10.3 Scraping pages that require log-in

Here is an example of scraping CBS sports fantasy baseball stats. To use this you would have to create a CBS sports log-in, and possibly a fantasy baseball league. But you should be able to easily modify it for another page that you have a log-in for. The main steps are before the for loop: userid, password, uastring, login.url, and then using session, html_form, html_form_set, session_submit.

Code

library(rvest)
library(httr)
library(tidyverse)

## You will need to change the `userid` and `password` in line 22-23.  

## I recommend creating a Custom Report on the CBS player stats page 
## that has the same columns as those listed in lines 91-101 below. 
## You'll have to do it four times, (batting, pitching, one for each league)
## which is annoying, but worth it to scrape Salary and Contract.
## Call the custom report ForSpreadsheet.

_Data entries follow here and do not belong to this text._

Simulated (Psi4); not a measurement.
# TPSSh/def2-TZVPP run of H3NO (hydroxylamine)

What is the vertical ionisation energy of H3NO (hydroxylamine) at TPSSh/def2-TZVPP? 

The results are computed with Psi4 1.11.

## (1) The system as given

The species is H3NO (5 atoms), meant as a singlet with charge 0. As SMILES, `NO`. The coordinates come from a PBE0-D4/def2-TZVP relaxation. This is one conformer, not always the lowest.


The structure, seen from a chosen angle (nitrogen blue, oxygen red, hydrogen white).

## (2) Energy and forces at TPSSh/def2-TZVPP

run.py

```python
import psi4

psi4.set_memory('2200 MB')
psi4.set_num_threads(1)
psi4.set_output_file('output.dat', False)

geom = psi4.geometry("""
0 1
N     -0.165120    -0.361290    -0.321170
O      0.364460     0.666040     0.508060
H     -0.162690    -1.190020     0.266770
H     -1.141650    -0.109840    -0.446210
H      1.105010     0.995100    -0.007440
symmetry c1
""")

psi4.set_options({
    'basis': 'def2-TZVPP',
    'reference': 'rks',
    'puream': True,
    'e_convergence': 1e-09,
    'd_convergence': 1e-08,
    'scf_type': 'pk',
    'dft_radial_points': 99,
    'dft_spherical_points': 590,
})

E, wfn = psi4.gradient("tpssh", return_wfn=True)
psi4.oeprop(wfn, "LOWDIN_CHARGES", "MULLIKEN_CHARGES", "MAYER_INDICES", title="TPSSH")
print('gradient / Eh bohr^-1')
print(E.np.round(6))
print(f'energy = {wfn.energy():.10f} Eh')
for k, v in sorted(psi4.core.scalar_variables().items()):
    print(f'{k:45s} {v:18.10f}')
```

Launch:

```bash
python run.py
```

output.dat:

## Otherwise, you'll have to change line 24 to report.name = 'standard'
## and edit lines 91-101 to have the columns in the standard report. 

## settings
years     = c(2013:2022, 'proj') ## 10 seasons, and projections
leagues   = c('al', 'nl')
positions = c('h' , 'p') 

userid      = 'myusername'
password    = 'mypassword'
report.name = 'ForSpreadsheet'

## log in to CBS sports
uastring <- 'Mozilla/5.0 (Windows NT 10.0; Win64; x64) AppleWebKit/537.36 (KHTML, like Gecko) Chrome/99.0.4844.74 Safari/537.36'

login.url = 'https://www.cbssports.com/login'

s<-session(login.url, 
           user_agent(uastring))
s

f<-html_form(s)[[1]]
f

ff<-html_form_set(f, 
                  userid   = userid, 
                  password = password)
ff

session_submit(s, 
               form   = ff, 
               submit = '_submit')


## now that your logged in, loop over year, league, and batter/pitcher

for(year in years){
  cat(year, '')
  
  for(lg in leagues){
    cat(lg, '')
    
    for(pos in positions){
      cat(pos, '')
      
      if(lg   == 'al'  ){site.name = 'thegbsl'}
      if(lg   == 'nl'  ){site.name = 'ohdean'}
      if(pos  == 'h'   ){pos.url   = 'C:1B:2B:3B:SS:MI:CI:OF:DH'}
      if(pos  == 'p'   ){pos.url   = 'P'}
      if(year == 'proj'){year.url  = 'as-restofseason'}
      if(year != 'proj'){year.url  = year}
      
      url = paste0('https://', 
                   site.name, '.baseball.cbssports.com/stats/stats-main/all:', 
                   pos.url, '/', 
                   year.url, ':p/', 
                   report.name, '?print_rows=9999')
      url ## check

      ## go to desired page
      page = session_jump_to(s, url)
      page
      
      ## extract the table
      d = page %>% 
        html_table(header = T)
      
      dd = d[[2]] %>% ## table is in the second item of the list
        as.data.frame()
      
      ## the first row should be the column names, so
      ## put the first row there,
      ## and remove the first row
      ## Also, remove the first column, which looks like garbage
      colnames(dd) = dd[1,] 
      head(dd)
      
      dd = dd[-1,] ## now remove 1st row
      head(dd)
      
      ## remove last row
      dd = dd[-nrow(dd), ]
      
      ## select columns and save
      if(pos == 'h'){
        dd = dd %>%
          select(Player, Avail, Eligible, Salary, Contract, 
               G, AB, H, R, HR, RBI, SB, BB, TB, HP, Rank) 
      }
      
      if(pos == 'p'){
        dd = dd %>%
          select(Player, Avail, Eligible, Salary, Contract, 
                 APP, W, S, H, HR, ER, BB, K, INN, Rank) 
      }
        
      head(dd)
      
      filename = paste0('data/', 
                        lg, '-stats-', 
                        year, '-', 
                        pos, '.csv')
      filename
      
      write.csv(dd, file = filename, row.names = F)
      
    }
  }
}